Solubility Product (Ksp) & Precipitation Checker
Compare Qsp to Ksp to determine if a solution is unsaturated, saturated, or supersaturated. Predict whether precipitation will occur when mixing solutions.
Check Qsp vs Ksp for Precipitation
Enter a slightly soluble salt, its Ksp, and either final ion concentrations or the details of mixing two ionic solutions. We'll compute Qsp and check whether the solution is unsaturated, saturated, or supersaturated.
Qsp < Ksp → Unsaturated
More salt can dissolve, no precipitation
Qsp ≈ Ksp → Saturated
At equilibrium, no net change
Qsp > Ksp → Supersaturated
Precipitation expected
For educational use only. Does not account for complex ion formation, ionic strength effects, or pH-dependent speciation.
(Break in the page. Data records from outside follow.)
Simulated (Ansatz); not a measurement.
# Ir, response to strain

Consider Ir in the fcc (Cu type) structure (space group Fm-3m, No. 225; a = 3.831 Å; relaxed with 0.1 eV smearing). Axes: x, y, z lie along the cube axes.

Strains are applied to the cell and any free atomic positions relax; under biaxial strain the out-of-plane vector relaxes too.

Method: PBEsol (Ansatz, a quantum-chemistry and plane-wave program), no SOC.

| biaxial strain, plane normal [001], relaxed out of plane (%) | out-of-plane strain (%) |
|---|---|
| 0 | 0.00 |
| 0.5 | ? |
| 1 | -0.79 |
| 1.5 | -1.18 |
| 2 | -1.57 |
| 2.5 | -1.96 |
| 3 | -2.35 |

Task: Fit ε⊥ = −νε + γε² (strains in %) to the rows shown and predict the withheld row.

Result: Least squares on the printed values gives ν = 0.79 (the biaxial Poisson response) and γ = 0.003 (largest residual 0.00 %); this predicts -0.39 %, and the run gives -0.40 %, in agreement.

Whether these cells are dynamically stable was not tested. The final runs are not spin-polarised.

Will It Precipitate? Qsp vs Ksp
If you're running a solubility product Ksp and precipitation check and the tool says "supersaturated," it means the ion concentrations in your mixture exceed what the solid's dissolution equilibrium can sustain. The most common mistake at this step is forgetting dilution. When you mix two solutions, the total volume increases and every concentration drops. Students who plug in the original concentrations instead of the diluted ones overestimate Qsp and predict precipitation where none occurs.
The comparison itself is straightforward. Calculate Qsp the same way you'd calculate Ksp—products of ion concentrations raised to their stoichiometric coefficients—but use current concentrations, not equilibrium values. If Qsp < Ksp, the solution can hold more dissolved ions. No precipitate forms. If Qsp > Ksp, the solution is supersaturated and precipitation is thermodynamically favored. If Qsp = Ksp, you're sitting right at saturation.
"Thermodynamically favored" doesn't mean it happens instantly. Precipitation requires nucleation—tiny seed crystals must form before bulk solid can grow. A supersaturated sugar solution can sit for hours without crystallizing until you scratch the glass or drop in a seed crystal. The same kinetic barrier applies to ionic precipitates, though most common ones (AgCl, BaSO₄) nucleate fast enough that you see a cloud within seconds of mixing.
Common Ion Effect on Solubility
Dissolving AgCl in pure water gives a molar solubility of about 1.3 × 10⁻⁵ M (from Ksp = 1.8 × 10⁻¹⁰). But dissolve it in 0.10 M NaCl instead, and solubility drops to 1.8 × 10⁻⁹ M—roughly 7000 times less. The Cl⁻ already in solution from NaCl pushes the dissolution equilibrium AgCl(s) ⇌ Ag⁺ + Cl⁻ back toward the solid. That's the common ion effect.
Mathematically, Ksp doesn't change—it's still 1.8 × 10⁻¹⁰ at 25 °C regardless of what else is dissolved. What changes is how much additional AgCl can dissolve. If [Cl⁻] is already 0.10 M from NaCl, then at equilibrium [Ag⁺] = Ksp / [Cl⁻] = 1.8 × 10⁻¹⁰ / 0.10 = 1.8 × 10⁻⁹ M. You treat the common ion concentration as fixed (it's in huge excess compared to what AgCl contributes) and solve for the other ion.
The error students make is setting up an ICE table where both ions start at zero, ignoring the common ion already present. If [Cl⁻]₀ = 0.10 M, the change column for Cl⁻ is +S where S is the molar solubility, but since S ≈ 10⁻⁹ and [Cl⁻]₀ = 0.10, the change is negligible. You can skip the ICE table entirely and just use [Cl⁻] = 0.10 M directly. Only set up a full ICE table when the common ion concentration is comparable to S.
Molar Solubility from Ksp
Molar solubility S is the number of moles of salt that dissolve per liter to reach saturation. For a 1:1 salt like AgCl (→ Ag⁺ + Cl⁻), each formula unit produces one of each ion, so [Ag⁺] = S and [Cl⁻] = S. Ksp = S × S = S². Solving: S = √Ksp. For AgCl, S = √(1.8 × 10⁻¹⁰) = 1.34 × 10⁻⁵ M.
For salts with unequal stoichiometry, the exponents matter. PbCl₂ dissociates as PbCl₂ → Pb²⁺ + 2 Cl⁻. If S moles dissolve, [Pb²⁺] = S and [Cl⁻] = 2S. Ksp = (S)(2S)² = 4S³. Solving: S = (Ksp / 4)1/3. For Ksp = 1.7 × 10⁻⁵, S = (4.25 × 10⁻⁶)1/3 = 0.016 M. Students who write Ksp = S³ (forgetting the coefficient 2 in front of Cl⁻) get S = 0.026 M—off by 60%.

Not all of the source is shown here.